Volume 2 · 1,234 words · 1815 Edition

in Law, a term used to imply the uniting of lands or rents to the crown.

ANNIHILATION, the act of reducing any created being into nothing.

Christians, Heathens, Jews, Siamese, Persians, divines, philosophers, &c., have their peculiar systems, sentiments, conjectures, not to say dreams, concerning annihilation; and we find great disputes among them about the reality, the possibility, the means, measures, prevention, ends, &c. of annihilation.

The first notions of the production of a thing from, or reduction of it to, nothing, Dr Burnet shows, arose from the Christian theology; the words creation and annihilation, in the sense now given to them, having been equally unknown to the Hebrews, the Greeks, and the Latins.

The ancient philosophers in effect denied all annihilation as well as creation, resolving all the changes in the world into new modifications, without supposing the production of anything new, or destruction of the old. By daily experience, they saw compounds dissolved; and that in their dissolution nothing perished but their union or connexion of parts: when in death the body and soul were separated, the man they held was gone, but that the spirit remained in its original the great soul of the world, and the body in its earth from whence it came; these were again wrought by nature into new compositions, and entered new states of being which had no relation to the former.

The Persian bramins hold, that after a certain period of time, consisting of 71 jogs, God not only annihilates the whole universe, but every thing else, angels, souls, spirits, and all, by which he returns to the same state he was in before the creation; but that, having breathed a while, he goes to work again, and a new creation arises, to subside 71 jogs more, and then to be annihilated in its turn. Thus they hold there have been almost an infinite number of worlds: but how many jogs are elapsed since the last creation, they cannot certainly tell; only in an almanack written in the Sanscrit language in 1670, the world is said to be then 3,892,771 years old from the last creation.

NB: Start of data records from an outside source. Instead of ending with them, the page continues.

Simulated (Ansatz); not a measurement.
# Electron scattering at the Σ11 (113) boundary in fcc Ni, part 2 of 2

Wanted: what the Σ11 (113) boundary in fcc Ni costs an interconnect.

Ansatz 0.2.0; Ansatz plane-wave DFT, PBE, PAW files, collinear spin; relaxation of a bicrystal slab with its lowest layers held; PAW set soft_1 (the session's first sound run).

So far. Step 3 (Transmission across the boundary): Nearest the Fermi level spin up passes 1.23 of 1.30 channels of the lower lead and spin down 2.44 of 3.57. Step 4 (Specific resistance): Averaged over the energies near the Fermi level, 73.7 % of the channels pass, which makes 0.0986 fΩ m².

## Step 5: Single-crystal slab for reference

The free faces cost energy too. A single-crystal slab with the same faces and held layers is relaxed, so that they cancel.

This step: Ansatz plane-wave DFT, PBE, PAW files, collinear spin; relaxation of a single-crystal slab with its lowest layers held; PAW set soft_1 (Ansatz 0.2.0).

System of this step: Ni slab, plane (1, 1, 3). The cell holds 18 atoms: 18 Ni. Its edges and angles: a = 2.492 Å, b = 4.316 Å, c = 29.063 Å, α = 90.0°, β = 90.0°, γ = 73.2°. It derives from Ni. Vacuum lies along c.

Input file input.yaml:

The Siamese heaven is exactly the hell of some Socinians and other Christian writers; who, shocked with the horrible prospect of eternal torments, have taken refuge in the system of annihilation. This system seems countenanced by Scripture; for that the words death, destruction, and perishing, whereby the punishment of the wicked is most frequently expressed in Scripture, do most properly import annihilation and an utter end of being. To this Tillotson answers, that these words, as well as those corresponding to them in other languages, are often used, both in Scripture and other writings, to signify a state of great misery and suffering, without the utter extinction of the miserable. Thus God is often said in Scripture to bring destruction on a nation, when he sends judgment upon them, but without extinguishing or making an end of them. So, in other languages, it is frequent, by perishing, to express a person's being made miserable; as in that known passage in Tiberius's letter to the Roman senate: *Ita me dixi, deoque omnes, pejus perdant, quam hodie perire me sentio.* As to the word death, a state of misery which is as bad, or worse than death, may properly enough be called by that name; and thus the punishment of wicked men after the day of judgment is in the book of Revelation frequently called the second death.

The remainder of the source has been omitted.